It’s quite interesting that many are now railing against short sellers as the cause of the market meltdown - a smokescreen to cover up the incompetence of others.
Again, Alan Greenspan praised the rise of the subprime mortgage industry and the tools it used to assess credit-worthiness in an April 2005 speech at the very peak of the housing frenzy:
"Innovation has brought about a multitude of new products, such as subprime loans and niche credit programs for immigrants… With these advances in technology, lenders have taken advantage of credit-scoring models and other techniques for efficiently extending credit to a broader spectrum of consumers. …These improvements have led to rapid growth in subprime mortgage lending; indeed, today subprime mortgages account for roughly 10 percent of the number of all mortgages outstanding, up from just 1 or 2 percent in the early 1990s."
The SEC essentially abdicated their role as regulator and protector of individual investors in 2004. An exemption for 5 investment banks (Goldman Sachs (GS), Merrill Lynch (MER), Lehman Brothers, Bear Stearns, and Morgan Stanley (MS)) allowed them to take on the kind of risk which has brought the worldwide financial system to its knees.
Paul de Grauwe, in the Financial Times, indicts Greenspan for failing “to take his responsibility to supervise the financial markets blinded as he, and his colleagues, were by a belief that markets and bankers know better than governments.”
The events of the past year were avoidable. A conscious and willful decision by the SEC to allow these 5 firms to legally violate existing net capital rules in place since 1975, which had limited broker/dealers debt-to-net capital ratio to 12 to 1, is a major cause of the financial collapse. Instead, the 2004 exemption allowed these 5 firms to leverage up 40 to 1. It’s no wonder that 3 out of 5 of these firms have blown up.

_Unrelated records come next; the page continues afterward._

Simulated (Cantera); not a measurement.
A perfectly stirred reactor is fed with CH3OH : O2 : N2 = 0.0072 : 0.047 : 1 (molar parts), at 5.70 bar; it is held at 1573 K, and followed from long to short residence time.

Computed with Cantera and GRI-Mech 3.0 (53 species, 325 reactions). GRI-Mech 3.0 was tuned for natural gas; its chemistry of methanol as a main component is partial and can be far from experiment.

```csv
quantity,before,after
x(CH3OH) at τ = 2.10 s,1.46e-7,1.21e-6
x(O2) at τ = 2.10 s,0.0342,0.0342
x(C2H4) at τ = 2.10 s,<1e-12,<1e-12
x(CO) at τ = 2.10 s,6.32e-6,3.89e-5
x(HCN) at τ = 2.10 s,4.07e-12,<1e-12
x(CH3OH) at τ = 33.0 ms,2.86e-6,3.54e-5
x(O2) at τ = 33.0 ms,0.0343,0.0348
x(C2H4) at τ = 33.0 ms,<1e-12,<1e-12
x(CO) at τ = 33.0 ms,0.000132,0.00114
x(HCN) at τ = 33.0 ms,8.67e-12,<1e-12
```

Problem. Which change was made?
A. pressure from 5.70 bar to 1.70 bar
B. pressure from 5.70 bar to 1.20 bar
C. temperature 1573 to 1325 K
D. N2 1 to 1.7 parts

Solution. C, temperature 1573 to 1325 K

The conservative mantra of total deregulation has been catastrophically discredited, having practically brought down the worldwide financial system. Pundits who proclaim that free-market capitalism is the best path to prosperity are now in favor of weekly bailout packages for their buddies on Wall Street. This flip-flop in their regulation mantra has resulted in a total loss of credibility.
In very simplistic terms, this crisis can be summed up in one sentence:
If you loan money to people or companies that cannot pay you back, you will go bankrupt - unless your government bails you out.